If you remember your basics mechanics course, this is the second area moment of inertia of a beam about its center of mass. This is not an accident. Mathematically, the variance and the second area moments are exactly the same integrals.

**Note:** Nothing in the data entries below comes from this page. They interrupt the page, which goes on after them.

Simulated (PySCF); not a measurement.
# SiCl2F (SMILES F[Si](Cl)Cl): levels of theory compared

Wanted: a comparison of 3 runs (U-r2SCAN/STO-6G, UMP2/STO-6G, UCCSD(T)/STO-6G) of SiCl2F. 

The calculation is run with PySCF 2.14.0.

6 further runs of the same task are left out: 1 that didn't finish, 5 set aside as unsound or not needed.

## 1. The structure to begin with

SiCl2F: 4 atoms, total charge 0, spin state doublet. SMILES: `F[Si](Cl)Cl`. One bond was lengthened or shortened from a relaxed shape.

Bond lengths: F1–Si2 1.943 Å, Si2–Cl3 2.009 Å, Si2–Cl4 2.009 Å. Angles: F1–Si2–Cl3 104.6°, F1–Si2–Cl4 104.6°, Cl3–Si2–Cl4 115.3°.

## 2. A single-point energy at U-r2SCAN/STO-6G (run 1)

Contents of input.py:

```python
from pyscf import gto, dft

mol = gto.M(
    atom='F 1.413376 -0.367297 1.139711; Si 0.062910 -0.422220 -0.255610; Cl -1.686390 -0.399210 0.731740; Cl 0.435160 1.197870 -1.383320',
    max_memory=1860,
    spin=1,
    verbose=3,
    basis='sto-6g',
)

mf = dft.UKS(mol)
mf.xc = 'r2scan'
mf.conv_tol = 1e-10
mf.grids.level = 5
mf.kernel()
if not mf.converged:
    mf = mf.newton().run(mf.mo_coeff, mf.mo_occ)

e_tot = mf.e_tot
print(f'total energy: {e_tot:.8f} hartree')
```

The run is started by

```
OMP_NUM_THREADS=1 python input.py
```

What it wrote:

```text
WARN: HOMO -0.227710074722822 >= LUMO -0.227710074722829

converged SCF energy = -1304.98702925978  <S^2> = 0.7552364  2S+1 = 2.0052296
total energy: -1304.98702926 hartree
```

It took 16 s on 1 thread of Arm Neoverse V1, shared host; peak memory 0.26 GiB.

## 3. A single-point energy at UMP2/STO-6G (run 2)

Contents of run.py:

Let’s do it also on scipy.stats:

a = 0
b = 5
X = st.uniform(a, b)
print('V[X] = {0:1.2f}'.format(X.var()))
print('Compare to theoretical answer = {0:1.2f}'.format((b - a) ** 2 / 12))
V[X] = 2.08
Compare to theoretical answer = 2.08

Example: Variance of a Categorical random variable

Take a Categorical random variable:

\[ X \sim \text{Categorical}(0.1, 0.3, 0.4, 0.2). \]

The expectation is:

\[ \mu = \mathbf{E}[X] = 1.7. \]

Again, we are going to invoke Variance Property 3. We need the expectation of the square:

\[\begin{split} \begin{split} \mathbf{E}[X^2] &= \sum_x x^2 p(x)\\ &= 0^2\cdot p(X=0) + 1^2 \cdot p(X=1) + 2^2\cdot p(X=2) + 3^2 \cdot p(X=3)\\ &= 0 \cdot 0.1 + 1 \cdot 0.3 + 4 \cdot 0.4 + 9 \cdot 0.2\\ &= 3.7. \end{split} \end{split}\]

So, we have:

\[ \mathbb{V}[X] = \mathbb{E}[X^2] - \mu^2 = 3.7 - 1.7^2 = 0.81. \]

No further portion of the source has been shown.